Romanian protests continue despite government u-turn

Hundreds of thousands took to the streets yesterday to celebrate the decision to scrap new laws that would have decriminalised low-level corruption

Romanian protests continue despite government u-turn

Tens of thousands of people gather for a demonstration in from of the government building in Bucharest, Romania, 05-Feb-2017. Image: AP Photo/Darko Bandic

More than half a million people have taken to the streets in Romania - despite the government’s decision to scrap a hastily adopted decree that would have shielded many politicians from prosecution for corruption.

The country’s Social Democrat government annulled the decree on Sunday following week-long mass protests and international criticism.

Even after the government rescinded the decree - a decision which has yet to be upheld by parliament - protests continued on Sunday, with people shouting "We don't believe you, we won't give up."

The country's justice minister said he will publish details of a new bill to replace the decree later today.

A week of protests

The public response to the government plan has seen large-scale gatherings across the country for six nights in a row - the largest street protests in Romania since the fall of communism in 1989.

Prime Minister Sorin Grindeanu’s cabinet held an emergency meeting to scrap the decree on Sunday as tens of thousands of demonstrators outside chanted "Thieves, thieves" and "Resignation, Resignation."

The decree would have exempted abuse-of-power offences involving sums of money below 200,000 Romanian Leu (around €44,000) from prosecution.

It would also have removed criminal negligence as an offence and narrowed the definition of a conflict of interest.

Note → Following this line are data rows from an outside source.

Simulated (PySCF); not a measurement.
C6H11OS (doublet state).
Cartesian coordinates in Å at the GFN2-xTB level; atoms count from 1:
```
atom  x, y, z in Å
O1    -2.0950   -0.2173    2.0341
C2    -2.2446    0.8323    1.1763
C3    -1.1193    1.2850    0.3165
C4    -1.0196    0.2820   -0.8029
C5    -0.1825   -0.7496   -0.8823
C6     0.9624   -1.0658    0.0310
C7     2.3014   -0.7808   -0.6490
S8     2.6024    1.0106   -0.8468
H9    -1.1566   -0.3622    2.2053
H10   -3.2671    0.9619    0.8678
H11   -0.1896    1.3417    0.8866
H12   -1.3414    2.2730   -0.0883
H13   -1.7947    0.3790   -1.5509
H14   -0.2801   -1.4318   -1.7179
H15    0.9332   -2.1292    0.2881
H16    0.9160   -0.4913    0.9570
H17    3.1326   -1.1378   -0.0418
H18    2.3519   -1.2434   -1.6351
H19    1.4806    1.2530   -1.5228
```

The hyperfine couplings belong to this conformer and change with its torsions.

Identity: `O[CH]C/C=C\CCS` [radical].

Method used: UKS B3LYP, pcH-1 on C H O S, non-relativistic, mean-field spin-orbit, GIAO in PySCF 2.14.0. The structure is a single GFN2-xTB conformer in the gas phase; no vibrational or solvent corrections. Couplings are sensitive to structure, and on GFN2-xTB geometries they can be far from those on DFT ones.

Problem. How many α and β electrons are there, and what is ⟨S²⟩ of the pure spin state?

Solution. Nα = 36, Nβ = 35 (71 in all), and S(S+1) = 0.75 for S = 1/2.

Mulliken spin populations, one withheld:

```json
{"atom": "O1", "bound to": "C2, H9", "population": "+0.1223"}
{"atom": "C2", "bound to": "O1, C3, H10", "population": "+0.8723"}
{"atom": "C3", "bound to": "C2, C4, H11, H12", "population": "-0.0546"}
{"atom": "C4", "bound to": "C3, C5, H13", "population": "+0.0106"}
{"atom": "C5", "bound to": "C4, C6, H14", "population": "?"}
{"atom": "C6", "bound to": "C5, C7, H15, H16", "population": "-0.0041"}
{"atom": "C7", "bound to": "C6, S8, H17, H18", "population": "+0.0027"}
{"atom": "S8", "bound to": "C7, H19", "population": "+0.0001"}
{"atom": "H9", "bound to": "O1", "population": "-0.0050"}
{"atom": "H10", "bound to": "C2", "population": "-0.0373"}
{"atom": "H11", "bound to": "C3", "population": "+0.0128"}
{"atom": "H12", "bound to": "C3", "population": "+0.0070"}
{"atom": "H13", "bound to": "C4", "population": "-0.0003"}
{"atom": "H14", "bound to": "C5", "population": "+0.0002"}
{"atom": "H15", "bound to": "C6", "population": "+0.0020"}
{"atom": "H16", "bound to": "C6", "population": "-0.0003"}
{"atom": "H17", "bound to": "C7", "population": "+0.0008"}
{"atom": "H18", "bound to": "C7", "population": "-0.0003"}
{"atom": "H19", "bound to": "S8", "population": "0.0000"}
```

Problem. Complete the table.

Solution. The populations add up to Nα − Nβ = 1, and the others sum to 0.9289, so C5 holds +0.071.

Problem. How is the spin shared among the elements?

The decree was to be complimented by a bill that would grant thousands of prison pardons - ostensibly to combat prison overcrowding - however many demonstrators believe the changes would have benefited senior officials rather than ordinary convicts.

Mr Grindeanu has refused to stand down, saying his government, which has barely been in office a month, "has a responsibility to the people who voted for us."

Liviu Dragnea

Had the measures been implemented they would have effectively put an end to the ongoing trial of PSD party leader Liviu Dragnea - who stands accused of using his political influence to secure state salaries for two people working at his party headquarters between 2006 and 2013.

Dragnea is barred from holding political office because of an electoral fraud conviction and is viewed by many as the real power behind Grindeanu's government.

Tens of thousands of people shine lights from mobile phones and torches during a protest in front of the government building in Bucharest, Romania, 05-02-5017. Image: AP Photo/Andreea Alexandru

A giant laser plastered the words "Do Not Give Up" and "Resignation," on the facade of the building housing the headquarters of government - the prime minister's office - on Sunday.

New criminal code bill

The decision to annul the decree is seen as an embarrassing u-turn for Prime Minister Grindeanu; however protesters are concerned the government will look to re-introduce the measures in some form when the controversy recedes.

The country's justice minister is expected to reveal details of a replacement bill later today. 

Among the decree's chief critics was President Klaus Iohannis, who joined one anti-corruption rally two weeks ago and repeatedly urged the government to scrap the measure.

Germany and the United States were among nine western powers which had expressed concern that the decree could undermine Romania's partnerships in the EU and NATO.

Even after the repeal, tens of thousands packed the Victory Square outside the government offices Sunday evening, waving Romanian flags, blowing horns and carrying giant puppets of politicians dressed as convicts. They yelled, "You thieves" and "Resign"

Thousands protested in the cities of Cluj, Timisoara, Craiova, Ploiesti and even in the Moldovan capital, Chisinau.